For training, a self-compiled dataset based on the Wikimedia Commons valued images category was used. The download lists are available in data/valued
. The bulk of the dataset are photographs, mostly of plants, animals and architecture. The coverage of other subject categories is rather poor. For augmentation, crops are taken of the images. Surprisingly this results in a easier data set because many crops show just sky or parts of the image without fine details. Still the augmentation is essential to the resulting networks ability to upscale detail at any given scale, not just the scale present in the unaugmented training data.
Using a large batch size was essential to getting stable gradients, smaller batch sizes would frequently result in overfitting to one image and training breaking down immediately afterwards. Using a perceptual loss as proposed by [Johnson](https://arxiv.org/abs/1603.08155) brought an enormous improvement in the believability of the resulting images. The first loss function used was a simple L2 loss comparing the output of the network to the difference betweeen bilinear upscaling and the high resolution image. This loss function completely failed at reproducing sharp edges.
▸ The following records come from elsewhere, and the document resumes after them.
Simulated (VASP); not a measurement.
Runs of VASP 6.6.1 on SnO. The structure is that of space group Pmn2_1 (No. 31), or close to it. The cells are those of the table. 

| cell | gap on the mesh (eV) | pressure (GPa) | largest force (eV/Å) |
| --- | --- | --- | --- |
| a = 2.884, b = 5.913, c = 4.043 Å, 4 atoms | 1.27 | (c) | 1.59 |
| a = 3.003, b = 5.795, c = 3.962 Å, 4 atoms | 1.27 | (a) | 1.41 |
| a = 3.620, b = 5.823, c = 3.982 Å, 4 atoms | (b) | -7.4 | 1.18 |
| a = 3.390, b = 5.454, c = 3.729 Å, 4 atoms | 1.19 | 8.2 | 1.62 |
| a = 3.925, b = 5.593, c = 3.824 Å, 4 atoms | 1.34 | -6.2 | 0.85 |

To correctly reconstruct sharp edges, the switch was made to an L1 loss function that favors sparser errors over low average error. Still the results were not believable as high-quality photographs because the network only reconstructed edges, but not high frequency textures, because it is "smarter" for the network to not produce high-frequency textures (resulting in a medium loss) than to draw correct detail offset by just a pixel (resulting in very high loss). The perceptual loss instead compares how a pretrained image classifier responds to the upscaled image and the high-resolution target, then backpropagates an L1 loss on the classifier output.
Another problem related to the loss is the possibility of overfitting to not producing any detail at all. This was a huge problem for all my earlier architectures: Learning would always plateau at producing no detail, despite very high learning rates and overfitting to a single image. Using a pretrained encoder (based on blocks from ResNet18 trained on ImageNet classification) solved that problem.
I first started with a UNet for feature extraction and a transpose convolution layer for upscaling. This approach had issues with learning useful features because it would at first overfit to no detail output. Using pretrained encoders for feature extraction solved that problem. The final network architecture is similar to a UNet, but the encoders are pretrained and are not further trained so that they do not require gradients to enable a larger batch size. The final architecture is meant to operate on the bilinear upscaling of an image, so no transpose convolution, which also was identified in the literature as a cause for performance issues, is needed anymore. The upscaler itself is a ResNet to enable gradient propagation to the decoder blocks, which also consist of a ResNet block to ensure the whole network can properly learn.
Using the right loss function was extremely important for getting results that are both sharp and have accurate high frequency texture. A perceptual loss based on pretrained ResNet18 was utilized. Two losses are calculated, one with 3 layers and one with 6 layers. The loss after three layers encourages proper sharp edges which the 6 layer loss does not reproduce accurately, but does not help with texture as much as the 6 layer loss. A L1 loss term on the output image with a small weight was added because the pretrained classifiers are rather insensitive to shifts in hue and brightness of the image, without the loss on the output image, using only the perceptual losses results in shifted colors and wrong brightness levels.
Notable is the rather small size of the network with only about a million trainable parameters.
Additional losses could be introduced to encourage sharper results.
Sometimes even the rather small network starts hallucinating, in this example the staircase detail goes in the wrong direction.
Further augmentations of the dataset could be added to also perform image enhancements, i.e. noise and artifact removal.
Through a GAN training setup, possibly much better upscaling performance and a more powerful network could be realized.